This chapter address the challenges of utilizing collaboration to address one of the most challenging issues facing society today – climate change adaptation. Drawing on an analysis of Dutch efforts to manage their Delta Program, the authors found that consensus efforts were able to overcome deep uncertainties and value controversies. However, they also found significant challenges, including the need to develop more powerful political leadership, trade-offs between scientific depth and negotiated knowledge and trade-offs between consensus and decisiveness. They conclude that the approach in the Dutch Delta Program has been successful in introducing new ways of working, but cannot determine whether this has been sufficient to adjust standard routines in the water domain.
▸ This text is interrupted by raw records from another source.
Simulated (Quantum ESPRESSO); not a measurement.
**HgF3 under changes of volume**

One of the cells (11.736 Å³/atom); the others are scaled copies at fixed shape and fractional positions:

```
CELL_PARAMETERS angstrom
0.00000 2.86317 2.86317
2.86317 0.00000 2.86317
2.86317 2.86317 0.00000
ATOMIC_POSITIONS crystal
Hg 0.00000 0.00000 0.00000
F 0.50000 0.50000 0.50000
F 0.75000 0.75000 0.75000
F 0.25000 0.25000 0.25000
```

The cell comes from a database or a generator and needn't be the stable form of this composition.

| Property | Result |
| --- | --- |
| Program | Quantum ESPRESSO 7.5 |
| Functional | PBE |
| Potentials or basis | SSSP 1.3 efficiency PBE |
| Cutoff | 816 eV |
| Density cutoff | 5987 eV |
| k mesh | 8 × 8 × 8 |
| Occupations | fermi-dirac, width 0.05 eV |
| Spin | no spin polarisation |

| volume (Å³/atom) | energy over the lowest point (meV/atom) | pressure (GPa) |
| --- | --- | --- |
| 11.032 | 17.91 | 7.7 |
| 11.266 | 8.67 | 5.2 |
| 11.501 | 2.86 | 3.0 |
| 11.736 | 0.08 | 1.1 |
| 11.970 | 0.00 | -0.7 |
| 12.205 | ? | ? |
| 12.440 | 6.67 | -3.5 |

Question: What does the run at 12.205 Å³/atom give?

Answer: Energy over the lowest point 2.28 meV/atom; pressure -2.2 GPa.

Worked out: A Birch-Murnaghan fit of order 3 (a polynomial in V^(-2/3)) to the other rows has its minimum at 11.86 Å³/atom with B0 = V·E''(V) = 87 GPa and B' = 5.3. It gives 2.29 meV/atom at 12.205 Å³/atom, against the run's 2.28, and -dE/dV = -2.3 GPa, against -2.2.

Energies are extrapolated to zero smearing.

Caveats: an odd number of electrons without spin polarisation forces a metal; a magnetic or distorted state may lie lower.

Arwin van Buuren and Jitske van Popering-Verkerk
Arwin van Buuren, Mike Duijn, Gerald Jan Ellen and Bouke Ottow
Chapter 19 by Van Buuren, Duijn, Ellen and Ottow deals with knowledge co-production in interactive governance settings. The authors focus on the extent to which actors can achieve ‘negotiated knowledge’, knowledge that is generated, shared and accepted by various actors in the interactive governance arena. However, Van Buuren et al. claim that knowledge co-production is anything but easy. It is hindered by the presence of deep cleavages between the domain of experts, policy-makers and stakeholders/citizens, who use different ways of knowing and different criteria to assess the relevance of knowledge. In their chapter Van Buuren et al. explore and reflect on the limits and limitations of knowledge co-production. They build on three cases from the Dutch water and soil management and climate adaptation policies. A key limitation is that negotiated knowledge from interactive arenas is often not carefully interlinked with formal decision-making procedures, and therefore hampers impact. Van Buuren et al. conclude their chapter by reflecting upon the question of how policy-makers and managers can deal with such limitations of knowledge co-production.